For a considerable period the persons attending the meetings of the Rev. Mr M’Menamy have received the most cruel opposition from the inhabitants of the Cowgate. They have seized every opportunity of waylaying and beating them most unmercifully, and the only assignable reason for such base conduct is, that the victims of it are searching the Word of God, inquiring the way of salvation, and abandoning the errors of Popery. Several cases of this kind, from time to time, were brought before the Police Court, but either from the prevarication of the witnesses, or the leniency of the Magistrates, they escaped punishment. They boasted of this, and determined to pursue the same course.
Two cases of assault of this nature were brought before the Police Court yesterday (Tuesday.) We cannot give a full report of all the facts connected with these outrages, but the following are the principal:—Jeremiah Clark, a respectable young man, a schoolmaster, who had been for some time attending the meetings of the Irish Mission, and inquiring after the truth, was standing at his own door, in Horse Wynd, on Sabbath evening. A man passing exclaimed, “There is one of M’Menamy’s men,” when, immediately, he was rushed upon by two others in the most savage manner, and knocked down. He then made his escape, and went into his own house. M’Levy, the criminal officer, passing by at the time, induced him to come down to identify the persons who had attacked him. Thinking himself safe under the protection of a policeman, he obeyed. The criminal officer conversed with him till a mob collected. Clark then, to his astonishment, found himself surrounded by a crowd, who knocked him down, kicked, beat, and bruised him to such an extent, that, had not a number of women, more merciful than the infuriated mob, cast themselves upon him, he would, doubtless, have been left on the spot a lifeless corpse!
These facts having been fully proved, Bailie Fyfe, the presiding judge, very ably summed up the evidence which had been given, found the parties placed at the bar guilty, and after very appropriately referring to the disgraceful nature of such actions, expressed his determination to punish as severely as the law would warrant him all those guilty of such shameful outrages on the peaceable and quiet inhabitants of this city. He then sentenced them to sixty days’ imprisonment.

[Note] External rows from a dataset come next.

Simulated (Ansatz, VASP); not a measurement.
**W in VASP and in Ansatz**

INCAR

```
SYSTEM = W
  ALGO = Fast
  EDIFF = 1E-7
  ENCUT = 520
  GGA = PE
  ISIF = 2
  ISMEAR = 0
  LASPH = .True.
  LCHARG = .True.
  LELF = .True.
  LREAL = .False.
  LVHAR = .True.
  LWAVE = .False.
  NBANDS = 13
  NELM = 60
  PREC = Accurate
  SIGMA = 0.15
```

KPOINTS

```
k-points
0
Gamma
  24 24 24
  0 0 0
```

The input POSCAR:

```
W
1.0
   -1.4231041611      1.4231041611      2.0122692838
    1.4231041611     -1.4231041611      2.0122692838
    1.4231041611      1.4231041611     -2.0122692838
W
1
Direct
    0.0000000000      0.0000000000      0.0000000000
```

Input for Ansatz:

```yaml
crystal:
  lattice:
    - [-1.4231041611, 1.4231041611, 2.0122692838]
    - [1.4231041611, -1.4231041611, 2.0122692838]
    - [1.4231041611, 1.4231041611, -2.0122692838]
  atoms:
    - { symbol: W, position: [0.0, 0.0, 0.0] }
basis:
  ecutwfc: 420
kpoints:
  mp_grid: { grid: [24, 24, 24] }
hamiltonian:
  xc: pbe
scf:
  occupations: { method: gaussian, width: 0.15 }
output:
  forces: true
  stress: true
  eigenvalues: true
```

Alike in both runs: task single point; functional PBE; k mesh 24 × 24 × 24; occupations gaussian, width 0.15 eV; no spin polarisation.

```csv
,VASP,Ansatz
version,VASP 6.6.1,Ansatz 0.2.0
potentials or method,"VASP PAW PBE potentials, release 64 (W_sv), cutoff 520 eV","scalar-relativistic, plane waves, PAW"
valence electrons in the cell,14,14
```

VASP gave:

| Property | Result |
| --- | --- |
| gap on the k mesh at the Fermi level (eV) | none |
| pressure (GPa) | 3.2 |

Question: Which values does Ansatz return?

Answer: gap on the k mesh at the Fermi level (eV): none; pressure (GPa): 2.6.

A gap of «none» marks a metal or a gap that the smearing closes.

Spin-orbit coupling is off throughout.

Two persons were also charged with having attacked a person named Hopkins, in the Cowgate, on Monday, and having inflicted serious injury upon him. The only cause of this was, that this Hopkins is son-in-law to Thomas M’Lean, a convert from Popery, and connected with the Edinburgh Irish Mission. One of the persons pleaded guilty, and was sent for twenty days to prison; and the trial of the other is deferred till Wednesday (this day), to afford Hopkins an opportunity of being present, who was absent from Court, either from intimidation or an unwillingness to prosecute his assailants.
It is but justice to Mr Moxey to state, that, notwithstanding the prevarication of the witnesses and other difficulties, he succeeded in eliciting most satisfactorily all the facts, and throughout the entire case he manifested the utmost skill and judgment.